Wollastonite in Devitrified Glass Imitating Horsetail Inclusions in Demantoid Garnet
A 13.12 ct transparent yellowish green gemstone with a beautiful internal scene was examined by the author. The specimen exhibited numerous elongated colorless crystals radiating from the center (figure 1), much like the horsetail inclusions of chrysotile that one would expect to find in Russian demantoid garnets. Standard gemological testing yielded surprising results: a single refractive index of 1.520, specific gravity of 2.50, and medium chalky green fluorescence under short-wave UV light. The specimen was inert to long-wave UV light. These properties indicated that the yellowish green cabochon stone was glass, whereas the masses of needle-like crystals (figure 2) were identified as calcium silicate wollastonite by Raman spectroscopy. Wollastonite inclusions have been reported as an indicator of the devitrification process (Winter 2017 Micro-World, pp. 469–470).

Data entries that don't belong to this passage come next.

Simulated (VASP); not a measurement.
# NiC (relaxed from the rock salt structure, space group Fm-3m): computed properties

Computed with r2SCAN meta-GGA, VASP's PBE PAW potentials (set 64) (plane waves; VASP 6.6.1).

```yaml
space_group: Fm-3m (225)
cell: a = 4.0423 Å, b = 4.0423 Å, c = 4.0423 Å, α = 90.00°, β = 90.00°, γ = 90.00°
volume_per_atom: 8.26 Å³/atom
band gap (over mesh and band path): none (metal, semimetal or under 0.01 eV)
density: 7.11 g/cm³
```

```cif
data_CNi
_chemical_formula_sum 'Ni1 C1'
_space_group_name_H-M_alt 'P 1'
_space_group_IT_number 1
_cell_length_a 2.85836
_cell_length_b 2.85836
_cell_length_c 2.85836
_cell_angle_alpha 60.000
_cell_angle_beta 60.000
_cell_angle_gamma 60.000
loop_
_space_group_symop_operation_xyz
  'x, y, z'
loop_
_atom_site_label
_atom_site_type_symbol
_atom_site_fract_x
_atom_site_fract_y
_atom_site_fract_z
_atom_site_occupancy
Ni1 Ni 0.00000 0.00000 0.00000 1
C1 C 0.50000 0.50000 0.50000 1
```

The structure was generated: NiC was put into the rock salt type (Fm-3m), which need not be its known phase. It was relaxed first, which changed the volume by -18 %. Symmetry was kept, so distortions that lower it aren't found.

Other advanced techniques, including energy-dispersive X-ray fluorescence (EDXRF) and Fourier-transform infrared (FTIR) and Raman spectroscopy, were also carried out to confirm the cabochon’s identity. FTIR and Raman spectroscopy showed a distinct and characteristic pattern of artificial glass. The nonquantitative EDXRF offers no additional value, as the elements detected are also present in demantoid garnets.
Although this is not the first time that wollastonite inclusions have been found in devitrified glasses, they formed in an interesting pattern in this yellowish green gemstone.